Transforming the transport sector

The transport sector faces the most challenging transition. Despite the great strides made with electric and hybrid vehicles, the transport sector as a whole is lagging way behind target levels in terms of CO2 emissions. To address this, RED III sets an ambitious target of 29% renewable energy by 2030.

Biofuel filling station on a green background

Heavy-duty vehicles, which usually account for the majority of diesel consumption in most European countries, including Germany, represent a particular challenge. While passenger cars are steadily electrifying, lorries, agricultural machinery, and trains on non-electrified routes will require alternative solutions such as advanced biofuels or hydrogen-based fuels.

Forestry biomass under scrutiny

Forestry biomass, which constitutes about two-thirds of the EU’s bioenergy consumption, is another key area that faces enhanced sustainability requirements under RED III.

The directive introduces clearly defined ‘no-go areas’, including highly biodiverse forests, grasslands, peatlands and heathlands, where biomass harvesting is effectively banned. At the same time, sustainable harvesting practices have been redefined to prohibit forest conversion to plantations, while requiring forestry operations to minimise clear-cutting and prevent the extraction of roots and stumps.

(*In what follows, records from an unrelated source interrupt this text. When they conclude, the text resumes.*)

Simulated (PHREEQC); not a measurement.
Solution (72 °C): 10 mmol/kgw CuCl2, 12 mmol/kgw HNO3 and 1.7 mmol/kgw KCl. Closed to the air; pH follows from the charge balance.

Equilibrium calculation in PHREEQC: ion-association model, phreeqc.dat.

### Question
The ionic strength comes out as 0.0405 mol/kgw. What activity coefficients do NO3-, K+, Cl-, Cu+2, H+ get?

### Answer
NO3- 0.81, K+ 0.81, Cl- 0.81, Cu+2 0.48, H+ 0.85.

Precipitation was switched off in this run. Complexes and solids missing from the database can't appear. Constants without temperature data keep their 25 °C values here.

A cornerstone of the new approach is the ‘cascading principle,’ which establishes a hierarchy for wood utilisation. Under this principle, woody biomass should primarily serve as raw material for wood-based products such as furniture. Once these products reach the end of their useful life, they should be reused where possible, then recycled, with energy recovery considered only as a final step before disposal.

The directive also restricts public financial support, prohibiting member states from granting direct subsidies to electricity-only installations using forest biomass. Additionally, RED III reduces the threshold for sustainability criteria reporting from 20 MW to 7.5 MW, bringing many smaller biomass plants under compliance requirements for the first time.

Road ahead

The transition towards RED III compliance will require significant investment in infrastructure, technology development and certification systems. For many businesses, particularly those in the fuel supply chain, RED III necessitates strategic adjustments and potentially new business models. Voluntary certification schemes like ISCC (International Sustainability and Carbon Certification) can play a crucial role in helping businesses comply. Additionally, the introduction of a Union Database (UDB) should enhance supply chain transparency by requiring registration of renewable fuel batches and their provenance.

As RED III enters its implementation phase in May 2025, businesses should thoroughly assess their current operations against the new requirements and develop comprehensive compliance strategies. With the right approach, these regulatory changes can be transformed from challenges into opportunities for innovation and sustainable growth in the renewable energy sector.